RDX docking stations have been available with both USB2 and USB3 connections. If you are using an older USB2 model, upgrading to USB3 may get you a useful performance gain providing your computer supports it.
Tanburg produced a quad RDX docking station that connects iSCSI over 1 Gbit network, so up to 120 MB/S.
In essence a jukebox for backup tapes. Enclosure typically holds 1 to 4 tape drives, and 12 tape cartridges. Much bigger units are available. They are generally targeted at banks, and scientific research groups. Both of which tend to have a lot of data they want to backup or archive.

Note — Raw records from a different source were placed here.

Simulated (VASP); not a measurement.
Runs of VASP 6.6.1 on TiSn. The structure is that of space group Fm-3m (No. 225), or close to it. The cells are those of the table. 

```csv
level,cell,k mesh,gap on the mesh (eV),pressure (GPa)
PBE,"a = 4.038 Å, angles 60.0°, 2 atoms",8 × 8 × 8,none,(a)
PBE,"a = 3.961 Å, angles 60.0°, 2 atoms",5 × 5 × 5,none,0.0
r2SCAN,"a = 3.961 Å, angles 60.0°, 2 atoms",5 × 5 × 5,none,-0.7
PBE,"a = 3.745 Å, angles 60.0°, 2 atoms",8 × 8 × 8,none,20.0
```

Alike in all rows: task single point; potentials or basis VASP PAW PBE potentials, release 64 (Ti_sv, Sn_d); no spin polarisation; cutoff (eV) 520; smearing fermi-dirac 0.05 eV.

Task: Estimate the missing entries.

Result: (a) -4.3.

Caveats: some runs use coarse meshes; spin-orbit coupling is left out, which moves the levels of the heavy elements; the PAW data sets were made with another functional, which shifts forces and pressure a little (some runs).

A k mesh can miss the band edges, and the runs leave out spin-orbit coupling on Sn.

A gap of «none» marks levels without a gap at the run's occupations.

Where a backup will not fit on one tape, the tape library can be setup to automaticaly swap tapes and continue.
File compression, and data deduplication techniques can reduce the amount of data to be stored. They are not always a good idea.
The following table shows the result of running a 682,716,160 Byte archive containing a mixture of text files, and image files. Through a number of compression programs. with 4 Intel (Haswell) cores available, specifically E5-2687W v3 @ 3.10GHz, and 1GB of RAM
| Program | Size | Percentage | Time | Read | Write |
|---|---|---|---|---|---|
| xz | 583,166,776 | 85% | 4m 19s | 2.6 MB/s | 2.3 MB/s |
| bzip2 | 597,040,030 | 87% | 1m 29s | 7.7 MB/s | 6.7 MB/s |
| pbzip2 | 597,232,025 | 87% | 22.9s | 29.8 MB/s | 26 MB/s |
| gzip | 598,583,165 | 87.6% | 22s | 31.0 MB/s | 27.2 MB/s |
| zip | 598,583,343 | 87.6% | 19.8s | 34.5 MB/s | 30.2 MB/s |
| lzop | 613,016,913 | 89.8% | 2.5s | 273 MB/s | 245 MB/s |
| compress | 758,656,977 | 111.1% | 16s | 42.7 MB/s | 47.4 MB/s |
Larger set of files (24 GB) on an internal SATA disk, no images. Output to USB2 attached hard disk. Intel core 2 duo @ 2.6 GHz.
| Program | Archive Size | Percentage | Time | Read | Write |
|---|---|---|---|---|---|
| spax+xz | 3,723,833,168 | 15.5% | 4h 28m 23s | 1,496 KB/s | 231 KB/s |
| spax_bzip2 | 5,217,319,955 | 21.7% | 46m 40s | 8.6 MB/s | 1.7 MB/s |
| spax_pbzip2 | 5,218,819,020 | 21.7% | 27m 10s | 14.8 MB/s | 3.2 MB/s |
| spax+zip | 6,673,666,290 | 27.7% | 24m 13s | 16.6 MB/s | 4.6 MB/s |
| spax+lzop | 9,667,022,074 | 40.1% | 5m 37s | 71.5 MB/s | 28.7 MB/s |
| spax+compress | 12,636,592,083 | 52.5% | 9m 10s | 43.8 MB/s | 23.0 MB/s |
| spax | 24,088,596,480 | 100% | 11m 5.8s | 36.1 MB/s | 36.1 MB/s |
This is a real odd ball mix.
Further based on those figures i would expect the best option for a 100 Mbit link would be spax+lzop I estimate 12m 54s. For a 10 Mbit link i estimate that using spax+bzip2 would take 1h 3m 28s. for a 1 Mbit link i estimate that using spax+xz would be quickest and take 8h 15m 58s.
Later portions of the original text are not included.